(Page 4 of 5)
The girls gravitate toward me, and one of them, Hani’s youngest sister Amal, speaks to me in perfect, confident English. Amal tells me that she had been asked to take the children out to create more space in the house for the “visitors.” I’m happy to have this whole entourage of girls to talk to, but as soon as we get back home, they all disappear into a room that I haven’t been in yet, leaving me to sit with the men on the mattresses.
Him
Wilted from our walk, we plop down where we ate lunch to drink more tea. Hassan and Ali are there flipping through the TV channels.

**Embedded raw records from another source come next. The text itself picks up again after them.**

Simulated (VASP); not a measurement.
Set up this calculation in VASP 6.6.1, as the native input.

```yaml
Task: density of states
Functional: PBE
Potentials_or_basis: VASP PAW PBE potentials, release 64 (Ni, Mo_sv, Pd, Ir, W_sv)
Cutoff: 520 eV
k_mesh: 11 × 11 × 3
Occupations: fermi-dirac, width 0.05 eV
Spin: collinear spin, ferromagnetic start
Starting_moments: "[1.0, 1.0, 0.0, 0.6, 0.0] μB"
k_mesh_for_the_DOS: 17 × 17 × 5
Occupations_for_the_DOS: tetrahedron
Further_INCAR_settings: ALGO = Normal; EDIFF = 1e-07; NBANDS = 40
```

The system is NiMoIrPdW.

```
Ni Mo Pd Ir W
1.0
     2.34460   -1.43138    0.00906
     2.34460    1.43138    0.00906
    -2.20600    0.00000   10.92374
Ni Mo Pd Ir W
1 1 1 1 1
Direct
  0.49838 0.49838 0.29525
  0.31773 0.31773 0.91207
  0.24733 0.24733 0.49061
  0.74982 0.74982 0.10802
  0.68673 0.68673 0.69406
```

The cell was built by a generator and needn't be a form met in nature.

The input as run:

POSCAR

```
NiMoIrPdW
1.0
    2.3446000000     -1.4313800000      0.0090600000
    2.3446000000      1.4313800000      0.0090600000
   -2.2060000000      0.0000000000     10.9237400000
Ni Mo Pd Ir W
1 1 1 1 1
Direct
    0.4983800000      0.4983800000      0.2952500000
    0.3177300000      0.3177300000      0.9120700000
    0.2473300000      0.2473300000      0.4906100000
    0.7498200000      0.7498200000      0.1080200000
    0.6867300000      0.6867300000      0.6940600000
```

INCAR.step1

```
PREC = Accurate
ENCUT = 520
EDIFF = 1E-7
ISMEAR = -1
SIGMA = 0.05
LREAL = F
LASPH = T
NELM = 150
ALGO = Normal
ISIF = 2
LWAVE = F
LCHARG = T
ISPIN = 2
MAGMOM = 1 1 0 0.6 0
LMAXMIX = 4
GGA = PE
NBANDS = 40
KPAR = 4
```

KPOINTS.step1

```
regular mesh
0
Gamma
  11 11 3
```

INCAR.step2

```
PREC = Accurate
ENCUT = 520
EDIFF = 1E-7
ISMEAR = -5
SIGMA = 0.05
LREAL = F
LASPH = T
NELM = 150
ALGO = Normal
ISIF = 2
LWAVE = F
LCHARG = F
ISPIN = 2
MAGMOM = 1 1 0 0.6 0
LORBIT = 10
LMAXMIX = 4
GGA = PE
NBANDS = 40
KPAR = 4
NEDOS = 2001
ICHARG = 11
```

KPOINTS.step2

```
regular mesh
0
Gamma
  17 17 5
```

We quickly grow bored with the government-run channel’s endless images of Jordan’s archaeological treasure, Petra—the ornate tombs and temples of a two-thousand year-old Nabataean Arab city carved out of red sandstone cliffs. Farid complains about the tens of thousands of dollars being spent to promote Petra in the global election to determine seven new wonders of the world. VOTE4PETRA billboards and tents full of computers for free voting line Jordan’s roadsides. A beauty pageant that crowned a seventeen-year-old “Miss Petra” was even held to draw attention to the site’s candidacy.
Farid argues that the money spent on the Vote for Petra advertising campaign would have been better used to boost needed social services. Several men quietly agree, but the topic doesn’t spark a discussion. Instead, Ashlee Simpson grabs everyone’s attention.
The channel surfing has stopped on an English-language entertainment show chronicling Simpson’s career. Seen from Baqa’a, the actress-turned-singer’s ups and downs seem more laughable than ever to me, but she holds the men’s gazes.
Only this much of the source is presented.